“Do your customers agree with what you are proposing?” was one of the questions our Board asked me this week.
My response went something like this:
“I don’t know. We’ve listened to what they have told us. We’ve observed how they find things difficult to use. And then we’ve tried to create something they will like better”
I had just admitted that we’d come up with a proposition based upon what we thought customers would like rather than what they said they actually wanted.
Only a few years ago – saying that you ignored what customers said they wanted could have seen you tried as a Witch. A Heretic.
“He said what? Customers don’t always have the answers? Clearly we have before us a man of unsound mind.”

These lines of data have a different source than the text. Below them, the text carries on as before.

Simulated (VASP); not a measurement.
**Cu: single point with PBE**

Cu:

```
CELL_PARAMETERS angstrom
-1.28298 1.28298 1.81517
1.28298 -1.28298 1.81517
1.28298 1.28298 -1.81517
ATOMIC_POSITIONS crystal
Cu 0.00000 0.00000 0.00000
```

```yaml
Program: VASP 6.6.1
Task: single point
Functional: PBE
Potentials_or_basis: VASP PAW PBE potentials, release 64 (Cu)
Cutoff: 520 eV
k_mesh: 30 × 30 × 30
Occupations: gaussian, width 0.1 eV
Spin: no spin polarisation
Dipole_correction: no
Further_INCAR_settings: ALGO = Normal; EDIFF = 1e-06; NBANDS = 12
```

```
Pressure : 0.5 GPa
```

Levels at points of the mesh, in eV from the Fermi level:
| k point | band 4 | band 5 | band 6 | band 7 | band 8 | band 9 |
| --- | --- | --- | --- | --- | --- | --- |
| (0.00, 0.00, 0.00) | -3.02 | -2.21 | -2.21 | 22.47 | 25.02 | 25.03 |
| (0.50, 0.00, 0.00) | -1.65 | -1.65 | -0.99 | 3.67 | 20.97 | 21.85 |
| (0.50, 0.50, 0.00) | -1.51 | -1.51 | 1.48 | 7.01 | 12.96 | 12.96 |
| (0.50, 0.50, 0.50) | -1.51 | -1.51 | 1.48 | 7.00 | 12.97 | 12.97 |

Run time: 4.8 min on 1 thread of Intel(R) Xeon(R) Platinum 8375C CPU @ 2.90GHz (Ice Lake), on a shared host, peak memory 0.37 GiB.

Fact is – listening to customers can lead to you delivering more of the same. Rather than creating something different.
The darkest days of the Audit Commission, and the dreaded Key Lines of Enquiry, nearly killed any innovation in the sector in which I work.
Hours were spent justifying how customers had played a part in every level of decision making.
Days on end were spent filling in a 50 page Gap Analysis, and poring over a 150 page booklet on supposed Best Practice.
Centuries from now our descendants will study the indecipherable jargon in these papers, imagining them to hold untold secrets of life in the early 21st Century.
In reality it will tell them nothing – except we were all a bit stupid really.
I remember one of my colleagues literally locking themselves away in an office for 8 hours – desperately writing a 40 page continuous improvement action plan. That’s the UK Housing equivalent of waterboarding .
Equally ridiculous was a conversation I once had with a housing “expert” :
Expert: Why have you chosen not to compare your performance to other housing providers?
Me: Well – very few of our tenants have experienced services from another housing association. So its better we compare our performance with other companies they might use – like Sky or Tesco.
Expert: And your customers told you they wanted this done?
Me: Well, not directly.
Expert: Then you don’t really act on what customers have said at all. And there is no clear link back to your strategic plan. I can’t see that this activity is planned or that a proper risk assessment has taken place.
Me: Oh, just [expletives deleted]…… (NB: this bit appeared as a thought rather than in the conversation itself)
Customers don’t always know what they want. They sometimes need to be shown a better alternative to what they currently have.
Technology and Social media gives us previously unimaginable opportunities to collaborate with customers in the gestation of these alternatives.
So let’s use the new tools we now have.
Let us be bold and use it to make changes for the people we let down by wasting time and money.
Let us move on from the people who told us we had to serve up more of the same. That we had to document, action plan and risk assess every idea we had.
But let us not forget.
It was a dark period in our history.
We must never let it happen again. Our customers deserve much better.